Big Data 27 min read

Zero Data Loss Kafka Cluster Scaling: From 3 to 10 Nodes – A Complete Guide

This comprehensive guide walks you through expanding or shrinking a production‑grade Kafka cluster—covering prerequisites, anti‑pattern warnings, environment matrices, step‑by‑step expansion and contraction procedures, partition rebalancing principles, monitoring, best practices, and troubleshooting—to ensure zero data loss during scaling.

Ops Community
Ops Community
Ops Community
Zero Data Loss Kafka Cluster Scaling: From 3 to 10 Nodes – A Complete Guide

Kafka Cluster Scaling: Zero Data Loss Partition Rebalancing

This article provides a complete, production‑ready workflow for scaling a Kafka cluster from 3 nodes to up to 10 nodes (or shrinking it) while guaranteeing zero data loss.

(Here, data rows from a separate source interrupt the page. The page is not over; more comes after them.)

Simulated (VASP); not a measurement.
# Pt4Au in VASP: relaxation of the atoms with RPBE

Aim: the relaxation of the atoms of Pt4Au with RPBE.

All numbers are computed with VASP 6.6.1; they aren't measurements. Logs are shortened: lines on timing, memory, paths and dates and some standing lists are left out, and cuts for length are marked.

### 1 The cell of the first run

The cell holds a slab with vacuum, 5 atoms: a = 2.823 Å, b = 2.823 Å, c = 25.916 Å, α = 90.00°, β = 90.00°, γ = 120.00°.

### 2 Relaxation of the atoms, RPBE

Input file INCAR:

1. Applicable Scenarios & Prerequisites

Traffic growth requiring expansion, cost optimization requiring shrinkage, node failure replacement, cross‑datacenter migration.

Kafka version 3.0+ (recommended 3.6+ with KRaft support).

ZooKeeper 3.6+ (not needed in KRaft mode).

OS: RHEL/CentOS 7.9+ or Ubuntu 20.04+.

Java JDK 11 or 17.

Network: at least 1 Gbps NIC (10 Gbps recommended).

Storage: SSD preferred, or high‑performance HDD RAID 10.

Cluster size: minimum 3 nodes, 5+ nodes recommended for HA.

Replication factor ≥ 2 (3 recommended).

Admin rights on Kafka and OS root/sudo.

Familiarity with Kafka configuration, partition‑replica mechanics, and network tuning.

2. Anti‑Pattern Warnings

Single‑node Kafka – no replica fault tolerance, scaling is meaningless.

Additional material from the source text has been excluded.